According to David Maraniss, during his years as Governor, Bill Clinton always returned a single question, one that his aides never stopped hearing: “What’s next?” What’s next? What’s the next campaign stop? What’s the next race? What’s the next item on the list? What’s next? What’s next? What’s next?
Right now, as far as politics goes, that question looms large in the forefront of the collective imagination. We, frankly, don’t know what’s next. Salvation, when Trump loses. Or another four hell-years of the Orange Presidency. That’s as far ahead as our politics looks.
But what’s next? Assume that the best of all currently possible worlds happens, and a progressive, non-Biden Democrat takes the throne. Suppose we get eight years of reform, climate change action, and greater equality under the law. Suppose, even better, we build an enduring progressive movement, one that outlasts a single Presidency. Best of all, suppose we get an alignment election. Maybe 2020 turns out to be 1932 in new clothes—maybe the Democrat who gets elected in 2020 radically rewrites our political order.

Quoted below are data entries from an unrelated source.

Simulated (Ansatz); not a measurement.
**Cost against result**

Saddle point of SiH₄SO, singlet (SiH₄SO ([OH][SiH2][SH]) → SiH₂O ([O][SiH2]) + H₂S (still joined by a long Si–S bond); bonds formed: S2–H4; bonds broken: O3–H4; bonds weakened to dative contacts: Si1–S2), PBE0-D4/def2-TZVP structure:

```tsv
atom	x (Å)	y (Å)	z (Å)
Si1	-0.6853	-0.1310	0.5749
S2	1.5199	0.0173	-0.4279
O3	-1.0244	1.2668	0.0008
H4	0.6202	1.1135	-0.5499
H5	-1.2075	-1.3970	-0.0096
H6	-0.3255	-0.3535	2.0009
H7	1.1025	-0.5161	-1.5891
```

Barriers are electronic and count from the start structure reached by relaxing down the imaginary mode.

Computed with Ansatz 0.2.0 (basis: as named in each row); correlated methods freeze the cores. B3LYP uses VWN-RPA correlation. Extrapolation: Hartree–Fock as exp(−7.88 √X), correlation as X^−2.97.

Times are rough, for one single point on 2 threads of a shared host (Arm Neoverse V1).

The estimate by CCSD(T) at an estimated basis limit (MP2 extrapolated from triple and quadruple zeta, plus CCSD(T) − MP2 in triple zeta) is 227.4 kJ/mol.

Even if that’s the case, we still need to ask a simple question: Is there another Trump out there?
By Trump, I don’t mean a delusional billionaire man-child with brain parasites. I mean someone who can tap into what Trump tapped into.
What did he tap into? The Orangeman found a political system that was broken. One side, the elite, was staffed by goofy, rigid, slow-blinking suits who recycled lobbyist talking points. On the other side was the public, who desperately wanted change. Of that public, a subsection of them were white supremacist Boomers and disaffected suburbanites with Jet Skis and weird opinions about Muslims. Trump leaned into these voters. Through them, he scored the GOP nomination, obliging the Republicans to vote for him in fear of Hillary. The failures of the Clinton campaign, 40 years of centrism, and a perfect storm of political mistakes led to Donald Trump becoming president. That’s the 2016 election in a nutshell.
So much for the background. Even under the best possible result for 2020, many members of the Trump coalition will still be around. Now, what did Trump do, exactly?
Opinions vary. But the reality’s simple. Trump is not a genius of politics. He’s not a universe-warping world-historical figure who bent the times around him. He’s a grasping showman who found opportunities arranged to his liking, and made the best of a weird situation. As the corrupt Tammany Boss George Plunkitt once said, “”I seen my opportunities and I took ‘em.” That doesn’t make him a force of nature. If lucky breaks were the whole secret to worldly success, than any meth dealer who won the lotto could be the peer of Warren Buffet.
So to answer the question of “Will there be another Trump?”, let’s break down the 2016 situation. First, the scenario. We know the 2016 disaster was a long time coming, and required an incompetent Democrat campaign. Those particular conditions are unlikely to be repeated.
Second, the man. Trump himself is not a gifted or observant man. The only thing he had to do was notice the opportunity, and perform bigoted make-believe in public. Trumps are not particularly special. I doubt there’s anything about him, uniquely, that makes him electorally or politically singular.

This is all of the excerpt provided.